The bullet holes are still there. More than half a century after the night of May 15, 1970, the facade of Alexander Hall at Jackson State University bears the scars of over 460 rounds fired by state highway patrolmen in roughly thirty seconds. Two students -- Phillip Lafayette Gibbs, twenty-one, and James Earl Green, seventeen, a high school student who happened to be walking nearby -- were killed. Twelve others were wounded. The shooting came eleven days after the Kent State massacre in Ohio, which killed four students and convulsed the nation. But while Kent State became a defining image of the Vietnam era, the killings at Jackson State -- at a historically Black college, in Mississippi -- faded from the national conversation almost as quickly as the gunfire itself.
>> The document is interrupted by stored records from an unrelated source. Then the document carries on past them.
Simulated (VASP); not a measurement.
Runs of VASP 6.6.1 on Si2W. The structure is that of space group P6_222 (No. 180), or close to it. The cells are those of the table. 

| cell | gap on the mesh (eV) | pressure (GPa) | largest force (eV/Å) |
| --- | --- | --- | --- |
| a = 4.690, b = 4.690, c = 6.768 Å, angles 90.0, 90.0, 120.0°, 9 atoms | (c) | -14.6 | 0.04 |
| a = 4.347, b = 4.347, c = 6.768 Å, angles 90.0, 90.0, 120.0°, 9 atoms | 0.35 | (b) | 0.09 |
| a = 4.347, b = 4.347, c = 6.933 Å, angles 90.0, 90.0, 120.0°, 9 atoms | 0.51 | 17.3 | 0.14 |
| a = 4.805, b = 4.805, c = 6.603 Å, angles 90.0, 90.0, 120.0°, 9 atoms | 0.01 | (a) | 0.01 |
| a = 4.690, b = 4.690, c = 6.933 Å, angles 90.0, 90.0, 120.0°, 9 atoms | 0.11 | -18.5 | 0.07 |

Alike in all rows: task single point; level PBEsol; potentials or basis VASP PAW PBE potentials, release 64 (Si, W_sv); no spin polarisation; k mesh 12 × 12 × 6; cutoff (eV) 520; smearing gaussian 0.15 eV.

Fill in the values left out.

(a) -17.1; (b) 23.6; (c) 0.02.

Lynch Street, which bisected the Jackson State campus, was named for John R. Lynch, a Black U.S. Representative during Reconstruction. By 1970, it had become a recurring flashpoint where Black and white Jackson residents collided. The road channeled white motorists through the heart of a Black campus, and confrontations were common. On the evening of Thursday, May 14, roughly a hundred students gathered along Lynch Street. Tensions had been building for days, fueled by the war, by the Kent State killings, and by a rumor -- later proved false -- that Charles Evers, the civil rights leader and brother of slain activist Medgar Evers, and his wife had been killed. A non-Jackson State student set a dump truck on fire. The police arrived in force.
At least 75 officers from the Jackson city police and the Mississippi Highway Patrol moved to control the crowd while firefighters extinguished the flames. After the fire crews left shortly before midnight, the officers advanced on a group of students gathered in front of Alexander Hall, a women's dormitory. At roughly 12:05 a.m. on May 15, the police opened fire on the building. Authorities later claimed they had spotted a sniper on an upper floor and that shots were coming from multiple directions. Students denied provoking the officers. The barrage lasted approximately thirty seconds. Forty state highway patrolmen fired shotguns from as close as thirty feet. Two city policemen and one state patrolman reported minor injuries from flying glass. Inside and around Alexander Hall, two young men lay dead and twelve people were wounded.
The President's Commission on Campus Unrest, also known as the Scranton Commission, investigated both the Kent State and Jackson State shootings. Its report called the police gunfire at Jackson State an "unreasonable, unjustified overreaction." Yet no officers were ever indicted. A federal grand jury investigation ended in December 1970 without charges. The national media, already saturated by Kent State coverage, gave Jackson State a fraction of the attention. The disparity became its own story: four white students killed at a predominantly white university in Ohio sparked weeks of protest and a Neil Young anthem, while two Black students killed at a historically Black college in Mississippi were largely forgotten outside the communities that mourned them.
Jackson State University eventually memorialized the site by naming it Gibbs-Green Plaza, a multi-level brick and concrete space on the eastern side of campus bordering Lynch Street and linking Alexander Hall to the University Green. A stone monument near the plaza honors Gibbs and Green. The damage to Alexander Hall's facade was deliberately preserved as a physical reminder. For fifty-one years, however, no formal public apology was issued. That changed at Jackson State's 2021 commencement ceremony, when Mayor Chokwe Antar Lumumba and State Senator Hillman Terome Frazier delivered a public apology, pledging to "publicly atone for the sins of our past and proclaim a new identity of dignity, equity and justice." Gibbs and Green were awarded posthumous honorary doctorate degrees, accepted by their families. The bullet holes in Alexander Hall remain.
Located at 32.30N, 90.21W. Jackson State University campus is visible in western Jackson, Mississippi, with Alexander Hall and Gibbs-Green Plaza along the former Lynch Street corridor on the eastern edge of campus. Jackson-Medgar Wiley Evers International Airport (KJAN) lies approximately 10 miles to the east. Hawkins Field (KHKS) is about 3 miles north of campus. The Pearl River runs east of the university, and the distinctive campus quad is identifiable from lower altitudes.